Forking - generic
=================

What is an Forking Workflow?
^^^^^^^^^^^^^^^^^^^^^^^^^^^^
Prior to discussing what a "fork" is, it is worth laying out what a "remote"
repository is compared to a local one. For most of us, the repos we
typically interact with are on-disk or "local" repositories which we can
navigate to and manually modify. In contrast, a remote respository (hereafter
referred to as a "remote"), as laid out in the ``git``
`documentation <https://git-scm.com/book/en/v2/Git-Basics-Working-with-Remotes>`_, 
is a version of your repo that exists *somewhere else* which (often) has stricter read/write
permissions. Typically, these remotes are hosted on an internet server, such as:

- `gitlab.com <gitlab.com>`_
- `github.com <github.com>`_
- `gitlab.science.gc.ca <gitlab.com>`_ - *internal ECCC employees only*
- `bitbucket.com <bitbucket.com>`_

but they can also be stored on local servers. Regardless of where they are
located, developers typically work with their own local repos and then
push/pull changes to and from remotes in order to share changes. 

Now, **in a non-forking workflow there is typically only one remote
repository** which developers clone from and push/pull changes to and from.
This type of workflow is illustrated below:

.. figure:: /images/Single_Remote_Workflow.png
    :width: 600
    :align: center
    :alt: Non-Forking Workflow Schematic

    Single remote (non-forking) workflow

Under this non-forking workflow, it is easy for a team of developers to share
their code through one remote, however, this model can break down when:

- the number of development branches and developers gets large or
- external developers wish to contribute to the code-base.

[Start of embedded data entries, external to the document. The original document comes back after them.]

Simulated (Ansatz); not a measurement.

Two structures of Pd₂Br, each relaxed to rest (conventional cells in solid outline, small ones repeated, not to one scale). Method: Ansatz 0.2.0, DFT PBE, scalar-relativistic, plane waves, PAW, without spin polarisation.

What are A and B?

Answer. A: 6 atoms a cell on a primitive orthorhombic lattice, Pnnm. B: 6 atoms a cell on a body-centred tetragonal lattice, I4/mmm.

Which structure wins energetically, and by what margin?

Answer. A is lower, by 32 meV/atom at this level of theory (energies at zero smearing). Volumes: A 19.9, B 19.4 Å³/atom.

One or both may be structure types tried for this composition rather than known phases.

The first condition can result in a large number of orphaned branches in the
central repo, or worse, lead to one developer overwritting/deleting a
colleague's changes. The second condition causes problems because it requires
explicitly giving external developers access to your central repository, but
depending on the code base and location of the remote, that may not be advised nor
possible. 

To avoid these problems, we tag in the forking workflow. In summary, what this
means is that instead of relying on a single remote, **each developer "forks"
the central repo, creating a "server-side" clone of it**, which results in 
many developer specific remotes. Under this workflow, developers push changes
to their fork, and when they want their changes integrated into the central
repository, they make a merge request across remotes (from their remote into
the central one). A schematic of this workflow is shown below:

.. figure:: /images/Forking_Workflow.png
    :width: 700
    :align: center
    :alt: Forking Workflow Schematic

    Forking workflow 

Now, it goes without saying that visually, this information flow looks notably more 
complex than the single remote workflow. However, practically, the differences
experienced by the developer are minor, with the main differences being that:

- developers need to be aware of what remote they are interacting with, and
- how to update their fork when the central repo is updated

On a day to day basis, developers will typically still only interact with **one** 
remote (their personal fork), and only need to interact with the central repo 
when making merge requests or pulling in changes.